简体   繁体   中英

How can I identify duplicates in a large array?

For example, I have an array with integers from 1 to 1,000,000. One of those numbers is duplicated inside the array. I would imagine that sorting the array numerically, and then looping through to check for when a value repeats would be the most efficient way of doing this, but it seems long winded and I'm not 100% sure. Anyone?

There is in fact a better way. You can loop over an array once and find a duplicate by using a seen values cache, which if you're using basic numbers is easy enough since they are valid Object keys

[1,2,3,3,4,5].filter(
  function(value){
    if(this[value]) return true
    this[value] = true
  },
  {}
)

If you wanted to know what the index it occurred you'll need to treat the cache a little differently

var cache = {}
[1,2,2,3,4,5,5].filter(
  function(value, index){
    if(this[value]){
      this[value].push(index)
      return true
    }
  this[value] = [index]
  },
  cache
)
Object.entries(cache)

Of course using a basic object might not always work so you may need to find a different data type to use as the cache, but it means you only have to loop over the array once.
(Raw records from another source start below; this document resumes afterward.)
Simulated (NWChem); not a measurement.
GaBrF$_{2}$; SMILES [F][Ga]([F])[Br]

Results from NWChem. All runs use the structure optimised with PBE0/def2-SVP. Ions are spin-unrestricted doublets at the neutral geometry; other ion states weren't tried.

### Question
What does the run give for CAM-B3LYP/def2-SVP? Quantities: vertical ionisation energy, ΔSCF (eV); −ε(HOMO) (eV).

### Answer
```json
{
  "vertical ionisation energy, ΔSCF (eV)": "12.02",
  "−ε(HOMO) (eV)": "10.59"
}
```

This was an answer to a misinterpretation of how to make sure an array only contain unique references. When I find a proper place to put this I will move it then

There's not a better way, but in Javascript and for simple data types there is a more compact way thanks to Set and Array.from()

Array.from(new Set([1,1,2,2,3,3,4,4,5])) // [1,2,3,4,5]

This does not work for arrays of similar objects though as that requires inspection. But for simple things it works wonders. Of course with simple objects you COULD JSON.stringify() them all before sending it through Set .

This of course works because Set defines keys by the data itself. As such same values(pointer references or basic data types) are assigned the same place in the Set and so when the Array.from() iterates over the set it is now only iterating over the unique values. This might not be fast enough for large datasets(millions of records), but it's maintainable for smaller datasets and can easily simplify how it looks if nothing else

Suppose you always have to loop through the array one way or another. Something like (not sure how it'll work out for large arrays)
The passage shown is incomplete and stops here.